Guh-Goodbye…
May 24th, 2010
I happen to like television. Some of what is on television. Not a lot, but what I like I like a lot. To the point of near obsession—or not so near if you believe my friends and family—which you shouldn’t.
Okay, I’ll admit it, there have been several series over the years that I really enjoyed, even became semi-obsessed about. X-Files was a big one for me, still is, truth be told. Amazing writing, fabulous acting, and anytime you make me laugh and scare the crap out of me at the same time, I’m hooked.
Which brings me to my nearly tearful bidding adieu to LOST. The finale is but hours away as I type away here and for the life of me I can’t imagine a world without LOST in it. Okay, hyperbole rears its snarky little head, but seriously! How can LOST be gone!? And what will take its place? Besides Fringe, which I also adore, Castle, which is growing on me, Grey’s Anatomy, which is just getting better as the good ones do, and I will always love the Law & Orders, all 18 of the, So You Think You Can Dance which is my all-time favorite reality thing. Okay, so I’ll live and life will go on. But only because there are wonderful, astonishing, incredible writers out there who give the actors something to do and give us viewers someplace to go, and all those great stories someplace to be.
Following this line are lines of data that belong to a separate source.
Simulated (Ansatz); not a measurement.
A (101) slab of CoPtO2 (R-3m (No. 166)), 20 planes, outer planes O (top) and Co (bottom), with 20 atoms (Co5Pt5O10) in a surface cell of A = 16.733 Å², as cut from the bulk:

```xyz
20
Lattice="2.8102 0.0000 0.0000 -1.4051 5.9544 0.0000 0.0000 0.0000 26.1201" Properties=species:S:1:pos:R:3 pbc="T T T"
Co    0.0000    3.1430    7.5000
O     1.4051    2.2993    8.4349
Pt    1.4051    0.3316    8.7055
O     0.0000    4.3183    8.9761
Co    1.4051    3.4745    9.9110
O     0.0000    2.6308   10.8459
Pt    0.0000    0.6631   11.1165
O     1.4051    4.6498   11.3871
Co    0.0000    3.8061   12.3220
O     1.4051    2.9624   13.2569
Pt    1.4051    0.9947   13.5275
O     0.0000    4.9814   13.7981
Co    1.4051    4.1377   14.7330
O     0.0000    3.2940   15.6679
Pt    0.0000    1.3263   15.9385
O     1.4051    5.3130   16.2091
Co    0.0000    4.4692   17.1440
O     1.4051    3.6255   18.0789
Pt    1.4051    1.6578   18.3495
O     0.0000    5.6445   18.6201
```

TV Finales. There has been is now and always will be to do about finales. Finale, the very word itself is intrinsically bound with so many emotions and implications. Even season finales are bound to the idea that a summation of sorts must be presented, hand in hand with the inevitable cliff-hangers (don’t you dare kill one of our favorite characters!) to make sure we tune in post hiatus. But finale finales, the series finales carry a much heavier burden. How to sum up five, six, or even ten years of a storyline, how to give a cast of characters not only closure, but better yet, lives we can imagine they go on living—without us. Some do it better than others of course, and some end with absolute disasters. I won’t debate the good and the bad here, what’s done is done, but I personally think they’re getting better at it. That being said, no finale can be all good simply because goodbyes tend to, well, suck. The really good shows bring you into the story, bring the characters to life, gives you an hour to share and then it’s over!
I’m weird in that what I enjoy is the journey and the ending. Which means it’s never really over for me; I watch these favorite shows over and over and enjoy that same journey over and over. I like knowing how it ends and I like watching it gain once I know how it ends so I can just sit back and enjoy without all that pesky suspense and what the heck! is going to happen next?
The LOST finale is approaching and then it will be done, but of course, it will never be forgotten, not entirely, because there it is, sitting in a favored spot on my bookshelf. Thank God for DVD’s!
Okay, it’s over, and yes, I cried, and I will miss it. A LOT. Sniff, sniff. Thanks, LOST.